So when Hopkins first discovered her talent for singing at her brother’s Eagle Scout program, her mother immediately set up an audition with the best-known voice teacher in Salt Lake City.
Hopkins arrived at Yale already dreaming of a career in opera. Everything she studied at Yale was designed to make her a better opera performer. She studied languages to perfect her diction, literature to analyze librettos, and even found a way to relate a Group IV requirement to opera — by writing a paper about Philip Glass’ opera “Einstein on the Beach.”
Junior year, Hopkins decided to major in theater studies. And while most theater studies alumni may be starving artists crying over their degrees — and ruing the day they gave up political science — Hopkins insists that her experience in the major was directly responsible for her big break.

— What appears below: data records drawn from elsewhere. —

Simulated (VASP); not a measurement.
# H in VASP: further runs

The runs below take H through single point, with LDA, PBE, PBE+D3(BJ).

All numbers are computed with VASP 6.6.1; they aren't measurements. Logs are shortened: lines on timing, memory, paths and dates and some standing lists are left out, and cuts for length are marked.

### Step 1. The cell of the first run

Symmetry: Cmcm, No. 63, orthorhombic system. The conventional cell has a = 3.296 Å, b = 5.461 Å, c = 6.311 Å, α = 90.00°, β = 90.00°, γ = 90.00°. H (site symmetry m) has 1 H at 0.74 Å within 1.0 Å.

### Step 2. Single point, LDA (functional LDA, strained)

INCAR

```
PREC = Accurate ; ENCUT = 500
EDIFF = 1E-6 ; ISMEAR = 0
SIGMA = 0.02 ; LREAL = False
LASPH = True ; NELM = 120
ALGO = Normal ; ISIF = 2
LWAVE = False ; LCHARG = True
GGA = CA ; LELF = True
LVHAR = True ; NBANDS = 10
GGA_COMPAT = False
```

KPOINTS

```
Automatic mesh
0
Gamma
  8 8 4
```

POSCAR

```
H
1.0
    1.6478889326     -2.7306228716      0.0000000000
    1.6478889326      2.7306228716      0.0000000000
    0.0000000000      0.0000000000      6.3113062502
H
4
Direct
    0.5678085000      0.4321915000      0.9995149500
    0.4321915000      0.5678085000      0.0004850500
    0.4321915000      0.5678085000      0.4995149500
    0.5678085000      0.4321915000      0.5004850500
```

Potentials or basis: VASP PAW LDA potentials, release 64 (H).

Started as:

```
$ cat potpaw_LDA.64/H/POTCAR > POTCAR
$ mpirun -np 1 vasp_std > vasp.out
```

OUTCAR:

Hopkins recalled her final project for Deb Margolin’s “Introduction to Performance Concepts” seminar — an original solo performance piece in which she dressed up as Catwoman, complete with fishnet tights, a black leotard and an imitation black leather jacket from the Chapel Square Mall, which she bought for $2.
“My whole show was about pure love of Christ, and I can’t even remember how Catwoman plays into this whole thing, but it did,” she said.
In fact, it was that same leather jacket that Hopkins believes made her stand out in an audition for “Boheme.” She knew that she had to look “funky” in order to fit into Luhrmann’s pop-inspired vision for the show.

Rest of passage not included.